But logic ruled and Bart laughs that it was, by far, “The easiest job I’ve ever done. They have a full system and all you have to do is follow that system. But, there was no attention to proper building detail. I learned exactly how build in a systematic way, how to plan a job from top to bottom, start to finish and I decided to go out on my own.”
Bulldog Remodeling entered into the Denver scene and there was plenty of work right in their own neighborhood of Northwest Denver. “It was an old neighborhood and I rarely commuted because there was a lot of work in the neighborhood.” Bart remembers that it was a great education in old buildings and it launched him into his admiration and quest for building greener, more efficient structures. It was one of his busiest years ever and he recalls that in 2001/02, Jen and he started two businesses (a construction company and a retail store) and they bought their store property, put an addition on their Denver house, had their daughter, Ruby, and got Albert the pooch all in a 12-month period. “It was busy,” he understates but reasons, “We were young. That’s what you do at that age, you have unbound energy.”
He was certified in the Residential Energy Services Network (RESNET) and LEED (Leadership in Energy & Environmental Design.) “It was all about durability, occupant safety and energy. To build Energy Star homes you needed somebody to certify the home, and that would be a RESNET person. I got qualified to be the inspector in 2004. What it did was open up a world of immense knowledge in the building industry that at this point, ten years later in my lifetime, I will be able to comprehend a quarter of the knowledge out there when it comes to building science.”
Motivated by parenthood and wanting the Crested Butte kind of community to raise their daughter in, they returned in early 2005. Bart started teaching building science courses in special seminars and he began doing energy audits for the Office of Resource Efficiency (ORE). “I took over for Fritz and quickly learned that I knew absolutely nothing about doing energy audits,” he laughs. “It’s one thing to get trained in it and quite another to do it.”
By 2008, the bottom had fallen out of the market and Bart decided that commuting to Denver for work was more desirable than moving. “I had a lot of clients who really loved their old houses and wanted to stay in them and remodel. That’s what kept things going. In 2010 I was offered the job with ORE to run their Energy Smart program.”
Now he’s executive director at ORE, once again honing his skills and knowledge in sustainability, “Working for ORE is right up my alley as far as the mission goes.”
In whatever free time he has, he paints or goes biking, skiing, surfing, building furniture and playing music. “I started drumming in high school and played in several local bands [Daddy Likes Men, Uncle Daddy and the Mex Pistols]. I still play drums but being in the band is like the biggest dysfunctional family ever,” he laughs, but admits that when it does click, it’s phenomenal.

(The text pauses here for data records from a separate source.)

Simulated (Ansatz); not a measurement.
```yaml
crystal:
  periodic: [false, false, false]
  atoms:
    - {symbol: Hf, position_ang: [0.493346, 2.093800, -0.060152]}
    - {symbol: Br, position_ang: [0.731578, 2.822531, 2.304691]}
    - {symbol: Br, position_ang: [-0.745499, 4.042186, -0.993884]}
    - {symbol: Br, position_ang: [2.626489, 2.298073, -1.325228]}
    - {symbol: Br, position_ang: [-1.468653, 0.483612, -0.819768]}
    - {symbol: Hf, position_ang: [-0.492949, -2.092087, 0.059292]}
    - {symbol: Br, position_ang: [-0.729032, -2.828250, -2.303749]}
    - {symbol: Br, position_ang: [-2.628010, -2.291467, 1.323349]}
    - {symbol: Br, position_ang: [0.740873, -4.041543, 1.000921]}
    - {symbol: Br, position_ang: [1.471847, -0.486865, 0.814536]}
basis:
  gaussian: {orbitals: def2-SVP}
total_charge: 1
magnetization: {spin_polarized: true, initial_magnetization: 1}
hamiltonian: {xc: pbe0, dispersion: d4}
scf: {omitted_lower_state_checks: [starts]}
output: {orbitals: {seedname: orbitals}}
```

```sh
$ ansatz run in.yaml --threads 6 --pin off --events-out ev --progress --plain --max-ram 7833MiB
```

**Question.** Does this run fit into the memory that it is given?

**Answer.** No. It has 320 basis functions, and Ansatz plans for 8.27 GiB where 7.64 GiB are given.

Very amicably divorced now, Bart emphasizes that he and Jen are definitely a team for their pre-teen daughter. “Ruby and I try to paint as much as possible together. We built a coffee table today…she did a lot of sanding. Some day I’d love to do artistic stuff from furniture to art paintings.”
“He’s also a very good dancer.” Ruby chirps in.
“I do yoga every morning at home. I’m really not a religious person at all. I believe we’re just balls of energy and energy itself can’t be created or destroyed, just transformed, so we’re just constantly in a state of transformation, everything,” Bart says.
But the energy that keeps him here in the valley is the people. “It’s the whole community. It’s hard to replace. There are a lot better places you can go to make more money but there’s a simplicity to this place that you can’t buy.”